Last week I sent in the page proofs for Absence of Alice the ninth Sarah Winston Garage Sale mystery and I’m writing the second Chole Jackson Sea Glass Saloon mystery—A Time to Swill. I get a little crazy when I’m writing — ask my family.
Every writer goes through a number of stages when writing – joy, despair, despair, despair, joy. Did I mention despair?
It starts with an idea. It’s a great idea. A fabulous idea. I am so freaking smart. Starting a new book is exciting. There are blank pages to fill–the idea to expand until it’s fully formed.
About a third of the way through I start to wonder why I thought the idea was a great one. It now just seems okay.

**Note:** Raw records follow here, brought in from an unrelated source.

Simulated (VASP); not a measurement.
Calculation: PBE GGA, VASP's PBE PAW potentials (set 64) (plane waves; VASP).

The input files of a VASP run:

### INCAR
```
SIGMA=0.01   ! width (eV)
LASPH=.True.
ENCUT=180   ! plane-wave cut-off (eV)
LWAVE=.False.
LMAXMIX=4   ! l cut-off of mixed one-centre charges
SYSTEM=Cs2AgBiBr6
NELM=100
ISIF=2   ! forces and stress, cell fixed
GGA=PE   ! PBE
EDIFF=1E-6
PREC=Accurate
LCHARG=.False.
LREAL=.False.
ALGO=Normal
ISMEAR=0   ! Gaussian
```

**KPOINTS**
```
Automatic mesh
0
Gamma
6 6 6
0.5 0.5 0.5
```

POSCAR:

Halfway through I hate the idea. What was I thinking? It wasn’t a big enough idea. It’s not enough to carry a book. Worse, I think everyone has used this same idea.
Three quarters of the way through–I’m a fraud. Everyone is going to realize it when they read this book. I’m a terrible writer. The reviews will be scathing. They’ll say she had a good run, but this was bound to happen.
Near the end. Ooohh, that’s a good twist. No one will see it coming. I didn’t see it coming. Nope, that’s wrong. It’s too obvious. I have that big shiny clue in the middle of the book. I might as well have a neon sign pointing at it. All the reviews will mention how easy it was to figure out who was the killer.
I go through revisions and send it off to my editor. What if he hates it? What if he says I have to rewrite the whole thing. He doesn’t!
The copy edits arrive. I hate it. I love it. That line was brilliant. How did I write that awful paragraph? But I can fix it.
Page proofs arrive. It’s my very last chance to find errors. What if I miss something? I still have a love/hate relationship with the manuscript.
Advance reader copies go out. People like it. They laughed out loud. It made someone cry. Whew. Now on to the next book.
Readers: Do you doubt yourself when you are doing something creative?